DENVER (CBS4)- The Denver Police Department has fired one female patrol officer and her married DPD boyfriend has resigned after he admitted the two had sex while they were both on duty "approximately 25-30 times" over the course of a year-and-a-half.

"Obviously the conduct was of such a nature we were deeply disturbed," said Denver Police Commander Matt Murray, a spokesman for the department.

Stephanie Southard, a patrol officer since 2008, was ordered fired April 14 for violating three department regulations including sexual misconduct and lying about having sex on duty. Southard is appealing her firing.

Officer Nathan Sanchez resigned after he admitted sexual contact with Southard while both were on the clock. An attorney for Southard said she would have no comment.

Southard and Sanchez become the fourth and fifth officers disciplined in recent months for sexual misconduct on duty.

During an internal affairs investigation, Sanchez said he and Southard became friends through work but the friendship quickly turned sexual.

According to the internal affairs investigation obtained by CBS4, "Officer Sanchez stated that "approximately 25-30 times" he had unzipped Officer Southard's uniform pants while they were both on duty," and proceeded to have sexual contact. Officer Southard denied the on duty sex but said "they only held hands and hugged each other (at work)."

But Denver's Deputy Director of Safety, Jess Vigil, ruled that Sanchez was "credible" and that he and Southard "engaged in repeated sexual contact while on duty."

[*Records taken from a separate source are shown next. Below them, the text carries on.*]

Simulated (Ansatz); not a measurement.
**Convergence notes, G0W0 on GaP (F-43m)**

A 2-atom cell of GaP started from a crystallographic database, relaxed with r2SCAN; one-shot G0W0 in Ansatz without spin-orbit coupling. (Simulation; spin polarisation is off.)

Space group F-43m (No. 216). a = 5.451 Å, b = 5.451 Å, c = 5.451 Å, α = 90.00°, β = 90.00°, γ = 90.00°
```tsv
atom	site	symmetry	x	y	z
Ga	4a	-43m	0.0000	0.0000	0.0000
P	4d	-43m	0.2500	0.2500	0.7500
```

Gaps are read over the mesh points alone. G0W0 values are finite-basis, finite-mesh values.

For a department grappling with delayed response times to citizen calls, explaining sexual shenanigans on duty is again left to Commander Matt Murray.

"Did it affect response times on a few calls, probably," said Murray.

"It makes it hard for them to prevent crime, hard for them to cover officers, hard to do any part of their job right," Murray said of the on duty sex.

He said overall department response times are not affected by a few rogue officers who aren't doing their jobs calling it "statistically insignificant."

But he said, "If it affected response times to any calls… that's not okay."

Southard and Sanchez join a growing number of DPD personnel recently found to be focused on sexual pursuits when they were supposed to be chasing crime.

Earlier this year, Detective Craig Miner was suspended for 10 days and demoted for regularly leaving during work hours, driving a city vehicle to Federal Heights and conducting an extra- marital affair.

Miner denied he was visiting the woman to have sex. But in an interview with CBS4, the woman said Detective Miner had been regularly leaving work to visit her for four years, beginning in 2009.

"He was here for an hour. He would call it monkey business," the woman told CBS4.

She said Denver taxpayers were essentially paying for "booty calls" every week.

"You know everyone says they need more officers on the street but if you get officers on the street to do what they should be doing they wouldn't need more officers on the street," she said.

Last month, Technician John White served a ten day suspension after he was found to have 589 pictures of nude and semi-nude women on his department issued cellphone. In that case, his ex-girlfriend said she and White repeatedly had sex on duty in his city vehicle, but White denied it and an internal affairs investigation could not substantiate the woman's claims of on duty sex.

However the woman told CBS4 she and White often engaged in sexual conduct while he was on duty.

"Sometimes while driving… sometimes in the parking lot. That would happen often. Taxpayers paid him to spend a lot of time with me," the woman said.

Also last month, Lakewood Police cited Denver Police Detective Michael Ryan for soliciting a prostitute after they say they caught him in a law enforcement vehicle with his pants down, in the company of a known prostitute.

Ryan was placed on administrative leave with pay and sent home.

"We have a handful of officers who have done things that are inappropriate and they've been held accountable for those actions," said Murray.

"The best we can do is respond appropriately when we become aware of it. It's not a lack of supervision," said Murray, "It's a lack of accountability and poor choices."